However, there is more to it than that.  I find that some people find the different quality of telephone coaching especially helpful.  The question down the line... the silence... the chance to reflect before answering, without feeling someone’s eyes are on you...  These have their own dynamic, which seem to work very well for some people.

Moreover, by phone it is often easy to have a very brief, laser-like session.  When one or both parties have travelled to a meeting, there sometimes feels to be an obligation to make the meeting last for a certain minimum length of time...

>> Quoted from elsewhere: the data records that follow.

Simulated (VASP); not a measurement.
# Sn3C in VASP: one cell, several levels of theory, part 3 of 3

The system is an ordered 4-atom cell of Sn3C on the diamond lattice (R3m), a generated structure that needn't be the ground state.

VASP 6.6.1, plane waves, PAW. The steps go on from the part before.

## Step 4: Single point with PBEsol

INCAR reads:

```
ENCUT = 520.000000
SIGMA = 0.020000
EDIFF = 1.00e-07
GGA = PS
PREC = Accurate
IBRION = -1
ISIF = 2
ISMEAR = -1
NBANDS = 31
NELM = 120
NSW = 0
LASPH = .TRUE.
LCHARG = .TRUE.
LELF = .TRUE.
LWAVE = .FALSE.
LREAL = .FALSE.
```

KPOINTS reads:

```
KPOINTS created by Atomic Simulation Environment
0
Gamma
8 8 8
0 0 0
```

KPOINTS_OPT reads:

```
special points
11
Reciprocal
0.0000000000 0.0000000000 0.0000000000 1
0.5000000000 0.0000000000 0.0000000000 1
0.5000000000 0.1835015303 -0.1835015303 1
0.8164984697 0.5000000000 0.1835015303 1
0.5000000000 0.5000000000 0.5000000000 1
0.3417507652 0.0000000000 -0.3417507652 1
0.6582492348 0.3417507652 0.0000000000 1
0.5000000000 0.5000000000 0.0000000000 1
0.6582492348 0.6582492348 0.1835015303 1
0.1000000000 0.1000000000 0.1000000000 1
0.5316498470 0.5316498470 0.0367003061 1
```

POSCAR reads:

As always, there is a structure in place (in particular the completion and return of the Success Report following up on action commitments prior to each subsequent session) that helps ensure that the sessions are productive in practice.

So why was I somewhat reluctant to go down this route in the first place? My initial concern, as a coach, was that by definition one is getting less information over the phone: none of the clues of body language and eye contact patterns are available.  But in experience, I find that the clues are all there in the words, the tone of voice, the pauses.  Despite my theoretical view of the limitation, in practice i do find that it works extremely well.

However, i am also aware that face-to-face meetings work best for some, and indeed some of those I work with principally by phone also welcome an ocasional face-to-face meeting too.

So what I am working on now is trying to develop some kind of guidelines or questionnaire or checklist (or something) that will help potential coaching clients decide whether phone, face-to-face, or a mix of both is best for them.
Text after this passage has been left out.